Big Cartel launched in 2005 as a low-cost, easily customisable ecommerce platform specifically aimed at artists and other creatives. In the two decades since, the platform has quietly revolutionised what it is to be an independent maker, powering more than $2.5 billion in sales from ceramicists, jewellery designers, illustrators, and the occasional medieval tapestry revivalist.
But as the marketplace for, er, online marketplaces has become increasingly crowded, Big Cartel started to face competition from other slick services looking to court that same creator economy. As such, Big Cartel needed to reassert itself – a clearer, more ownable voice was required, and duly delivered by How & How.
The London- and LA-based agency was tasked with giving the brand a visual and verbal overhaul that could reconnect with its maker-first spirit while bringing it meaningfully into the present.
The new identity leans unapologetically into the independent ethos that unites Big Cartel as a brand with its users: the look and feel delights in being a bit rough around the edges, but always feels self-aware, energetic, and just the right kind of scrappy.
How & How has said that changing the logo was a no-go in the initial client brief, a point that the agency managed to quash – and rightly so. The former logo, known as ‘Fletch’, was a sharp chevron, vaguely reminiscent of arrow feathers or perhaps a stylised badge. It wasn’t terrible, but it could feel a little severe and corporate for a platform rooted in maker culture.

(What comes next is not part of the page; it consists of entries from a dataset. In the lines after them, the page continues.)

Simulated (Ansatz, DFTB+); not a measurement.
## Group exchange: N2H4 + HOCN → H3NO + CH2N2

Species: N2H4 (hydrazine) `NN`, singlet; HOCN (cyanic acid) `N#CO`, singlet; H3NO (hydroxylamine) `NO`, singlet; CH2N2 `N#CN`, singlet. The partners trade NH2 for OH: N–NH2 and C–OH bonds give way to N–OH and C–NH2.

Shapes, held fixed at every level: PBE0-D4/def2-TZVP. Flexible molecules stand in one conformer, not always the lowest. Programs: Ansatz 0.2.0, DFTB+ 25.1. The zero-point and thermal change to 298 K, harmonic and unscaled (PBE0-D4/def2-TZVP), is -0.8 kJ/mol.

The new solution is clever without being precious: a hand-drawn glyph that sits between the words ‘Big’ and ‘Cartel’, offering a conceptual bridge between structure and spontaneity. Crucially, this new glyph is flexible thanks to a series of sketchy, expressive alternates that offer modulating riffs on the idea.
The new wordmark – set in a customised cut of ES Replan Variform, an idiosyncratic variable font by Swiss foundry Extraset – is another smart move. Where the previous branding saw the words ‘Big’ and ‘Cartel’ fused into a single, slightly awkward shape, How & How opted to separate the two, instantly making the whole thing more legible, ownable and confident.
The lettering is chunky, geometric, and a wee bit off-kilter; the wordmark seems like a brilliant but subtle summation of Big Cartel’s remit as catering for makers that operate slightly outside of standard corporate retail channels.
The squared-off legs of the A and R and the peculiar spur on the G give the type a sort of artisanal yet counterculture-leaning feel without slipping into gimmickry. Meanwhile the weirdness of the R’s squared leg and its introduction of a subtle kerning hiccup between R and T once again leans into that gently erratic yet firmly established vibe: in the context of the broader identity, the quirks feel deliberate, and in keeping with the anti-perfection stance of the platform.
Thanks to the flexibility and multifarious possibilities that ES Replan Variform offers as a variable font, it’s found its way into headlines, subheadings and other applications across Big Cartel’s new branding, yet manages to look nicely different from the main wordmark – more pronounced contrasts, elongated forms, stretched upwards rather than chunkily outwards. Elsewhere, How & How chose fonts including Marist by another Swiss foundry, Dinamo, which describes it as a ‘warm, reader-friendly font with prominent serifs and wide uppercase proportions that take their time’.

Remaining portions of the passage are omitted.